Re: [DISCUSS] Proposal for adapting Malhar operators for batch use cases

Vlad Rozov Fri, 28 Apr 2017 07:45:45 -0700

Make your POJO class implement WindowedOperator Tuple interface (it mayreturn itself in getValue()).


Thank you,


Vlad

On 4/28/17 02:44, AJAY GUPTA wrote:

Hi All,

I am creating an application which is using Windowed Operator. This
application involves CsvParser operator emitting a POJO object which is to
be passed as input to WindowedOperator. The WindowedOperator requires an
instance of Tuple class as input :
*public final transient DefaultInputPort<Tuple<InputT>>
input = new DefaultInputPort<Tuple<InputT>>() *

Due to this, the addStream cannot work as the output of CsvParser's output
port is not compatible with input port type of WindowedOperator.
One way to solve this problem is to have an operator between the above two
operators as a convertor.
I would like to know if there is any other more generic approach to solve
this problem without writing a new Operator for every new application using
Windowed Operators.

Thanks,
Ajay



On Thu, Mar 23, 2017 at 5:25 PM, Bhupesh Chawda <bhup...@datatorrent.com>
wrote:

Hi All,

I think we have some agreement on the way we should use control tuples for
File I/O operators to support batch.

In order to have more operators in Malhar, support this paradigm, I think
we should also look at store operators - JDBC, Cassandra, HBase etc.
The case with these operators is simpler as most of these do not poll the
sources (except JDBC poller operator) and just stop once they have read a
fixed amount of data. In other words, these are inherently batch sources.
The only change that we should add to these operators is to shut down the
DAG once the reading of data is done. For a windowed operator this would
mean a Global window with a final watermark before the DAG is shut down.

~ Bhupesh


_______________________________________________________

Bhupesh Chawda

E: bhup...@datatorrent.com | Twitter: @bhupeshsc

www.datatorrent.com  |  apex.apache.org



On Tue, Feb 28, 2017 at 10:59 PM, Bhupesh Chawda <bhup...@datatorrent.com>
wrote:

Hi Thomas,

Even though the windowing operator is not just "event time", it seems it
is too much dependent on the "time" attribute of the incoming tuple. This
is the reason we had to model the file index as a timestamp to solve the
batch case for files.
Perhaps we should work on increasing the scope of the windowed operator

to

consider other types of windows as well. The Sequence option suggested by
David seems to be something in that direction.

~ Bhupesh


_______________________________________________________

Bhupesh Chawda

E: bhup...@datatorrent.com | Twitter: @bhupeshsc

www.datatorrent.com  |  apex.apache.org



On Tue, Feb 28, 2017 at 10:48 PM, Thomas Weise <t...@apache.org> wrote:

That's correct, we are looking at a generalized approach for state
management vs. a series of special cases.
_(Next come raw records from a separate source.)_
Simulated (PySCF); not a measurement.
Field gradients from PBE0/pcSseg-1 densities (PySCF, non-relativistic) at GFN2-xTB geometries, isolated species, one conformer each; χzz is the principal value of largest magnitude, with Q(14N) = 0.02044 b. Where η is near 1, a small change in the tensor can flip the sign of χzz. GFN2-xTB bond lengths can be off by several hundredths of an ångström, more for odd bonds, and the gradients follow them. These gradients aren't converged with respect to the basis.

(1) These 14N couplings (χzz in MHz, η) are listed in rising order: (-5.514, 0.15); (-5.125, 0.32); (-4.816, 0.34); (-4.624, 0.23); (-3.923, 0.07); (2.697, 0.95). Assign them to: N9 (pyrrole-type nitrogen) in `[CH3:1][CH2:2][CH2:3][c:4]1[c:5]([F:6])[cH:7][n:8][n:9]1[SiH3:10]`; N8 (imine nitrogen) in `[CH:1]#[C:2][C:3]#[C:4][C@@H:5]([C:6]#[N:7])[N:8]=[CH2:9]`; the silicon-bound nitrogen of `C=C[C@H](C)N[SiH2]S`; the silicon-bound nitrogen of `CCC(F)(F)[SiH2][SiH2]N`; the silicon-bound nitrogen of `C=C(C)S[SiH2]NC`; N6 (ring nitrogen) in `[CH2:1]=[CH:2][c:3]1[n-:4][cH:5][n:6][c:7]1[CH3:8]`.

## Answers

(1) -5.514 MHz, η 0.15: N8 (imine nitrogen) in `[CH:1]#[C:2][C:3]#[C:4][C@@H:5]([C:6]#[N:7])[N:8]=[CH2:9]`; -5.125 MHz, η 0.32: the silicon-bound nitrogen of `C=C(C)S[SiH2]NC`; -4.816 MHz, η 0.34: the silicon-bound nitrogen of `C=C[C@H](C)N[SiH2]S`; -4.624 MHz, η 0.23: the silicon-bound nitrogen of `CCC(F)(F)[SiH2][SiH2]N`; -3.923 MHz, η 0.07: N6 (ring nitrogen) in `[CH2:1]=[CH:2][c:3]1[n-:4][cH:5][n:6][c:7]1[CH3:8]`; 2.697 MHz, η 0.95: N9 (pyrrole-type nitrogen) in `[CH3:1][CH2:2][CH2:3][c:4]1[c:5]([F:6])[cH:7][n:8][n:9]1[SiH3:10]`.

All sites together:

And to be clear, windowing does not imply event time, otherwise it would
be
"EventTimeOperator" :-)

Thomas

On Tue, Feb 28, 2017 at 9:11 AM, Bhupesh Chawda <

bhup...@datatorrent.com>

wrote:

Hi David,

I went through the discussion, but it seems like it is more on the

event

time watermark handling as opposed to batches. What we are trying to

do

is

have watermarks serve the purpose of demarcating batches using control
tuples. Since each batch is separate from others, we would like to

have

stateful processing within a batch, but not across batches.
At the same time, we would like to do this in a manner which is

consistent

with the windowing mechanism provided by the windowed operator. This

will

allow us to treat a single batch as a (bounded) stream and apply all

the

event time windowing concepts in that time span.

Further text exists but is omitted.